Overview

PathEngine's 'mesh federation' functionality is designed to enable seamless pathfinding over environments of effectively unlimited size, or complexity, but at the expense of imposing a 'maximum guaranteed query distance' constraint.
The feature can also be used to improve performance, or to tradeoff memory footprint and performance, for environments of moderate complexity.

This page provides a high level description of the functionality provided, with a working implementation of the technique provided in an example project.
In addition to providing a reference implementation, simply running this example and moving around in the environment can be very helpful for understanding exactly how the technique works.

Overview

The basic idea is that the world is divided on the basis of x and y (horizontal) coordinates into a regular set of rectangular tiles. Each tile has both a 'handled region', from the base tiling, and a 'represented region', that extends outside the handled region.

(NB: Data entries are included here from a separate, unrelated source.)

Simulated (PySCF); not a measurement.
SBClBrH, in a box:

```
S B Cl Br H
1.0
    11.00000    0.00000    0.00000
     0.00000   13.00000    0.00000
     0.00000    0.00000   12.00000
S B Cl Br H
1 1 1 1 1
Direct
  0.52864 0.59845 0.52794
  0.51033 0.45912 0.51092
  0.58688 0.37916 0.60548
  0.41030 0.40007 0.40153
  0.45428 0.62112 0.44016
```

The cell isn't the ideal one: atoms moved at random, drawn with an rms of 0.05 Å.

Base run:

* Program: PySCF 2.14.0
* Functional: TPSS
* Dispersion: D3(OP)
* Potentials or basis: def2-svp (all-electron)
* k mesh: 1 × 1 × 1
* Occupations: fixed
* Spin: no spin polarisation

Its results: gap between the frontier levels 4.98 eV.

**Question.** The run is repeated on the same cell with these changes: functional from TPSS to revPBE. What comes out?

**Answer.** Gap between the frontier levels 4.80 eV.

A PathEngine iMesh instance is created for each tile. Each iMesh instance covers the represented region for the relevant tile. The represented regions, and therefore the iMeshes, overlap.

When pathfinding queries are made, these are dispatched to one of the iMesh instances on the basis of the x and y coordinates of the query start point. This iMesh instance will then be able to pathfind to a query end point anywhere within the represented region for that tile.

A path out of the handled region of one pathfinder tile, in a highly simplified environment.

A subsequent path is queried against a neighbouring tile.

The first of the two images above shows a (very basic) world, with an agent (in light green) standing in a hut and a path for that agent to a target point in another hut. The handled region and represented region for the iMesh instance handling this query are highlighted in dark orange and light orange respectively.

The second image shows the situation after the agent arrives at their destination and subsequently wishes to move again. The agent is now in a different handled region, and so a different iMesh instance is used to handle this query (with the handled and represented regions for this iMesh highlighted in dark purple and light purple respectively).

Represented regions and federation world bounds

The represented region for each tile is clipped to the federation world bounds.

Adjustable parameters and constraints

The amount of overlap between tiles can be varied, and this directly determines the 'maximum guaranteed query distance' constraint mentioned above.
This is the maximum distance that can be guaranteed to be considered for queries in the worst case, specifically the case where an agent is standing right at the edge of a tile and wants to pathfinding out into the adjacent tile. In most other cases queries can actually extend further, and in many cases a lot further.

Playing with the 'meshfederation' example is a good way to get a feel for how this actually works out, in practice.

In addition to the amount of overlap you can also vary the size of the base tiling. This enables you to trade off things like total memory / disk footprint for the whole set of pathfinding tiles against maximum complexity of individual tiles.

SDK Reference

The PathEngine SDK provides support both for generating a suitable set of tiled iMesh interfaces, at content-time, and then for working with these tiled meshes at run-time.

The iMeshFederation interface encapsulates the bulk of PathEngine's support for the technique, with iPathEngine::buildMeshFederation_FromWorldMesh() and iPathEngine::buildMeshFederation_TilingOnly() provided for the creation of an initial mesh federation object, which can be saved at content time and then loaded back in with iPathEngine::loadFederation() when required.

Tile Mesh Management

For some applications it will make sense to simply hold all iMesh instances in memory simultaneously, but for other applications it is desirable to perform some kind of scheme for managing a working set of iMesh instances, with instances loaded only when they are actually required.
For some applications it is desirable to go a step further, and distribute iMesh instances across multiple machines.

So a minimal approach has been chosen for the run-time functionality, with iMeshFederation providing key methods for directing queries to the relevant tile mesh and translating positions between overlapping meshes, and with the client application responsible for managing the actual tile iMesh instances and forwarding queries to the relevant instance.

Queries supported

All of PathEngine's collision and pathfinding queries can be considered as queries with 2D coordinates for a start (or root) position, plus an effective horizontal range, and can therefore be applied in the content of federated overlapping meshes.
For something like iMesh::findClosestUnobstructedPosition(), for example, the start coordinates are taken from the initial point passed into the query, and the range is controlled by a parameter passed into the query.

Because of the minimal approach taken for the iMeshFederation the calling application needs to take care of directing each query to the relevant iMesh instance and setting ranges appropriately.